Routt County approves raises for employees who weathered recession wage cuts
Steamboat Springs — Routt County employees learned this week that effective Jan. 1, they will receive a 2 percent cost-of-living pay increase, their first since salaries were cut in spring 2009 in the midst of the Great Recession. And employees also will be caught up with the annual salary steps on which they missed out while salaries were frozen.
In an Oct. 28 memo announcing the pay raises to staff, the county commissioners collectively acknowledged that since 2009, when the county imposed 5 percent pay cuts, “the annual budgets have been balanced on the backs of employees.”
Veteran Commissioner Doug Monger, who was on the board in 2009, said repairing that situation was given special emphasis this budget cycle.
“As we began preliminary discussions for the 2014 budget, the new commissioners (Steve Ivancie and Tim Corrigan) and I, with department heads and the county manger, had discussions about where our priorities were,” Monger said Wednesday. “It was pretty unilateral among the three commissioners that the No. 1 priority was to bring our employees’ salaries back.”

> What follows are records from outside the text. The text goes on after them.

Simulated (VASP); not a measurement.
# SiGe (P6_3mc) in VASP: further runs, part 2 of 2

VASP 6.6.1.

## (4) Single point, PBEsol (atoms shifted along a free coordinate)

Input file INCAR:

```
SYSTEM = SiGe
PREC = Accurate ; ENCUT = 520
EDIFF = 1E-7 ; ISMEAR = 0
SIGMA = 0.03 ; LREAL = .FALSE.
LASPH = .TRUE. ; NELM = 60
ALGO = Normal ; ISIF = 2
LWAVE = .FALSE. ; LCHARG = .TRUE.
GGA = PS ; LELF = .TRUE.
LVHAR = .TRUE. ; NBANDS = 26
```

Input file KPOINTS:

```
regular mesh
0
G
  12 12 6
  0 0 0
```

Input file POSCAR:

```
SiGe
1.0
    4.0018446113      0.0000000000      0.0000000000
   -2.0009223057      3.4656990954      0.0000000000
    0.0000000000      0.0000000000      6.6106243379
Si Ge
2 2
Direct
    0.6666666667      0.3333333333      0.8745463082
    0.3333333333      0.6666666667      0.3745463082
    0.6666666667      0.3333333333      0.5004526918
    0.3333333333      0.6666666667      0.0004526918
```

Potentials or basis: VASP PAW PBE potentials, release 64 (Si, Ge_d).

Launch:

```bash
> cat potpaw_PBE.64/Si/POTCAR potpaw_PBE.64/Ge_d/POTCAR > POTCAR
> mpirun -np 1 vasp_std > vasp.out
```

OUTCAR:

County employees had their salaries restored to 2009 levels in 2013, when a 5 percent pay cut was eliminated, but they have taken a hit in the meantime. County Finance Director Dan Strnad acknowledged in November 2012, as the 2013 budget was being finalized, that a county employee whose salary was $50,000 in 2009, had lost $12,500 in pay.
Sullivan confirmed Wednesday that money is gone and isn’t coming back, but the cost-of-living raise puts county employees on a better track going forward.
For an administrative assistant IV hired to work in a county office at a beginning salary in 2012, for example, the combination of the 2 percent raise and restoration of annual salary steps would result in a 9 percent increase in compensation before 2014 is over.
That employee would have started with an hourly pay rate of $18.20, or $37,856 annually. On Jan. 1, that employee would see both the 2 percent raise and the salary step he or she would have received in 2013 reflected on his or her pay stub for an hourly rate of $19.22. Then, on the anniversary of employment in 2014, he or she would see another salary step bringing the pay rate to $19.88 hourly, or an annual salary of $41,350.
For veteran employees, the pay increase will be more significant, but not always everything they are due Sullivan said. An employee hired in 2008 will see three salary steps added to his or her pay. That employee is technically eligible for six steps, but the commissioners capped this year’s accrued steps at three. That doesn’t mean the other three are forgotten, Sullivan said, just on hold.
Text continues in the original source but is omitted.